So isn't it just a case of making absolutely sure it is immune to a dictionary attack so that the only way to crack it is to guess the encryption key?
0 -
@RichardPayne writes:
The number of words is irrelevant [if] a standard brute force attack on the characters in the words is practical.
One randomly-chosen lowercase letter has log₂(26) or 4.7 bits of entropy. Do the math and you will see that a four-word passphrase generated from the diceware word list has the same amount of entropy as 11 randomly-chosen lowercase letters (51.7 bits). This means that a brute-force character-based attack on a four word diceware passphrase would have no advantage over a brute-force word list-based attack unless all of the words were very short (say, two 3-letter words and two 2-letter words). If you use spaces between your words, even a diceware passphrase that happened to be made up of four 2-letter words would be no more vulnerable to a character-based brute-force attack than to one based on a known diceware word list.

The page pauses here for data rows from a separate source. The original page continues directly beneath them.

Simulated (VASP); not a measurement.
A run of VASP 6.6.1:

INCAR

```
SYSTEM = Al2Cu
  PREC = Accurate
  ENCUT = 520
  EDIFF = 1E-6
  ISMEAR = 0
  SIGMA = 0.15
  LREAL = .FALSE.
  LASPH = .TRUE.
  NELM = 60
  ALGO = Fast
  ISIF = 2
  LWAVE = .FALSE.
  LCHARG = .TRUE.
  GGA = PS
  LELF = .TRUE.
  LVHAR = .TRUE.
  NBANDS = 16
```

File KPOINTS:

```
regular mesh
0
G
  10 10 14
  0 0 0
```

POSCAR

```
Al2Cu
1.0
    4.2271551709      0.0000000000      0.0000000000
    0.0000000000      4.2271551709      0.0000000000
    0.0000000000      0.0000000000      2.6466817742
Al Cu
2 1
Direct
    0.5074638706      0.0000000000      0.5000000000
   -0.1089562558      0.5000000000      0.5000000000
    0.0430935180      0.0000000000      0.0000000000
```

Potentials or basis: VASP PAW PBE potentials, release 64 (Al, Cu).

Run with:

This is the math behind Dr. Reinhold’s observation that it is “very rare” for random dice rolls to result in a too-short passphrase. If you want to be conservative, just follow this simple rule of thumb: if your randomly-generated diceware passphrase has an average word length of less than three letters, toss it and start over. Easy enough with dice, and even easier for AgileBits to incorporate into its passphrase algorithm.
In other words, it’s a non-issue.
0 -
Maybe I'm just coming at this from my OCD attitude to the password strength bars in the login list. I want to see all "full green" bars and it drives me nuts having anything less (damn you HMRC!).
0